My first memories of World War II, at the age of 4, are the sirens and blackouts and of going down to an Anderson air-raid shelter at the bottom of the garden built by my father. There was a particularly bad raid and I remember going to the shelter, but my grandmother (she was in bed) was refusing to leave the house. I ran back to try and persuade her to come and eventually we were all sitting in the shelter, with a little kerosene lamp burning and blankets over us. The shelter was just dug out with a trench in the middle and two long seats either side. The roof and front were of corrugated iron with earth presumably from the digging out, all over the top. I don't know how long the raid lasted, but when we eventually emerged to find our house had been hit, a bomb had exploded in the front garden and there was glass everywhere. A lot of our belongings were ruined, including a beautiful dolls house of mine.

My next memory is of being evacuated to Romsey, and of sharing the kitchen and bathroom with the Francis family who owned the house. My mother, brother and I were in one room and my grandparents in another. We had a shelter (a sort of cage) I think it was called a Morrison, where my mother, brother and myself slept.

I was 5 on the 28th July, 1941 and so it was time for me to start school and I started at Romsey Infants, I think it must have been Sept 1941, but not certain. Sometime in 1942 we rented a house at Testwood. I then attended Testwood or Totton Infants for a year. My grandfather caught the bus to his office in Southampton every day.
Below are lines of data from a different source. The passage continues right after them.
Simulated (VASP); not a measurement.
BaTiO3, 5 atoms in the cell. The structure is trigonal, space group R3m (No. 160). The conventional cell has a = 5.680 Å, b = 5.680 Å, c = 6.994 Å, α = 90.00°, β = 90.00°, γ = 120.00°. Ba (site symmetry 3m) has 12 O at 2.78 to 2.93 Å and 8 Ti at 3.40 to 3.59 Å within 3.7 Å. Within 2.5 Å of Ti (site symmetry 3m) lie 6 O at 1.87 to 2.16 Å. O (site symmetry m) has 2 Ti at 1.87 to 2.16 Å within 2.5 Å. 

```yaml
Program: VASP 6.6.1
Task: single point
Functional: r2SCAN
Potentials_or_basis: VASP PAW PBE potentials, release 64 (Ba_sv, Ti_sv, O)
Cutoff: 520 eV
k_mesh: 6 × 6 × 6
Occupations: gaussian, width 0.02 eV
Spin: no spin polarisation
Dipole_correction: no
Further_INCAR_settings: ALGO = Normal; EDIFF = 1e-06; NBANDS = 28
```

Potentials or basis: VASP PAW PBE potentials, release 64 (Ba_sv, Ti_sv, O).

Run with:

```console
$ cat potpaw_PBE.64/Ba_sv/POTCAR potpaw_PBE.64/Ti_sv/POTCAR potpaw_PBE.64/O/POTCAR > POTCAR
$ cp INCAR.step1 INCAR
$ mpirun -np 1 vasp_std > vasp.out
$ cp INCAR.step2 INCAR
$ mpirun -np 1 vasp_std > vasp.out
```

The war was still on of course and I remember at one time my brother and I were playing in the Recreation Ground at Testwood when the siren went off and of feeling very frightened and of running home.

In 1943 we returned to Southampton when it was a little safer and my Grandfather rented a house opposite our old home that had been bombed, until after the war when it was rebuilt.

I can remember Ration Books for food and clothes and that we could not have many sweeties and that my mother bought lots of second hand clothes for me.